Complete HarpWeek Biography:
Manton Marble was born in Worcester, Massachusetts, to Nancy Coes Marble and Joel Marble, a teacher. Young Marble attended school in Albany, New York, where his family had moved in 1840. He continued his studies at Rochester University, working as an apprentice for the Rochester American newspaper. After graduating in 1855, he edited two Boston newspapers, then took an editorial position with the New York Evening Post in 1858. Two years later he took a job as night editor for the New York World, which had just begun publication, and became its chief editor in 1862. Financed by wealthy New York Democrats, such as August Belmont and Samuel Tilden, Marble made the daily newspaper into the chief organ of the Democratic party in New York City.
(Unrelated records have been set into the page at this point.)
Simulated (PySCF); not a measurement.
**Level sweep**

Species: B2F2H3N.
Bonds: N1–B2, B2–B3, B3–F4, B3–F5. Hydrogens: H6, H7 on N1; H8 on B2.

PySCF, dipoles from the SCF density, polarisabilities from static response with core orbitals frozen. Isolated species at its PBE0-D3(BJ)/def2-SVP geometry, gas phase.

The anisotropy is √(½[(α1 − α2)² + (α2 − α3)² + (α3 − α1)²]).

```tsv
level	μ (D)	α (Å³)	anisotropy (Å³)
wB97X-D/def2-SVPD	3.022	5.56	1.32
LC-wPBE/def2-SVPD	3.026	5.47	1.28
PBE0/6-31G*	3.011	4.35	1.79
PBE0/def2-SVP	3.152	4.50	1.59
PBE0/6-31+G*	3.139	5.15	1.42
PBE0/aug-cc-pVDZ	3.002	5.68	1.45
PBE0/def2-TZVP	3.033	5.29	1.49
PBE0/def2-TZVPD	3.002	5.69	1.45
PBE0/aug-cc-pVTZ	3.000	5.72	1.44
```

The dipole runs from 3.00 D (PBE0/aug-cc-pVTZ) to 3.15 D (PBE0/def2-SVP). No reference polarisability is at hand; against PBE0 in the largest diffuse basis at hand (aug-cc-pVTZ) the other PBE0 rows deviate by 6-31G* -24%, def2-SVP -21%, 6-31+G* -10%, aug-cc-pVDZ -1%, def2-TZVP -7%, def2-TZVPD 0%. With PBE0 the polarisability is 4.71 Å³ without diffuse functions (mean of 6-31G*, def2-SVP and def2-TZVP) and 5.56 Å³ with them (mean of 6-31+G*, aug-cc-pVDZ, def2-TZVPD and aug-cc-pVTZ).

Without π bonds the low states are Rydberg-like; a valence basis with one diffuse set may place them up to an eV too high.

The World backed the Union military cause during the Civil War, but criticized Lincoln administration policies, especially emancipation, government centralization, and violations of civil liberties. It became a victim itself of press censorship when the military briefly suspended its publication for printing an article on the alleged defeatist attitude of the Lincoln White House. During the 1864 presidential campaign the World endorsed George McClellan, the Democratic nominee, and stood against racial equality by playing on white fears of miscegenation (a word the paper coined). Also in 1864, Marble married Delia West, who died four years later; they had two children.

Marble opposed the Reconstruction policies of the Radical Republicans, but after heavy Democratic losses in the 1866 elections, he advised fellow partisans to accept voting rights for black men as a fait accompli. In the 1868 race for the Democratic presidential nomination, he supported Salmon Chase, an advocate of black voting rights and of amnesty for former Confederates. Chase lost to Horatio Seymour, who was soundly defeated by Union war hero U. S. Grant in the general election. In the 1872 election, Marble joined other Democrats to endorse the candidacy of Liberal Republican Horace Greeley. Thereafter, Marble became a leading promoter of Samuel Tilden, who was elected governor of New York in 1874 and narrowly lost the disputed presidential election of 1876 to Republican Rutherford B. Hayes. Allegations that Marble attempted to bribe a Florida elector were never proven.

Marble established the World as a major force in American journalism and in 1866 beat out both the New York Herald and the Associated Press for control of news transmitted by the transatlantic telegraph cable. By 1868 he personally had controlling interest in the journal and was able to become independent of the Democratic party. Readership declined, however, and the paper suffered heavy financial losses during the depression of the early 1870s. In 1876 Marble sold the World to Thomas A. Scott, a railroad mogul.

Marble married Abby Williams Lambard in 1879; they had no children. He became an advocate of bimetallism, the free coinage of both gold and silver as the money standard. He promoted this view by ghost-writing the 1885 and 1886 Treasury Reports of Daniel Manning, secretary of the treasury in the Democratic administration of Grover Cleveland. Marble became frustrated and angry when the president decided to push for tariff reform instead of monetary reform, so the former journalist concentrated his efforts on electing David Hill governor of New York on a "free silver" platform. Marble continued to urge international bimetallism in the second Cleveland administration, but made little headway. In the late 1890s he moved to England, where he died.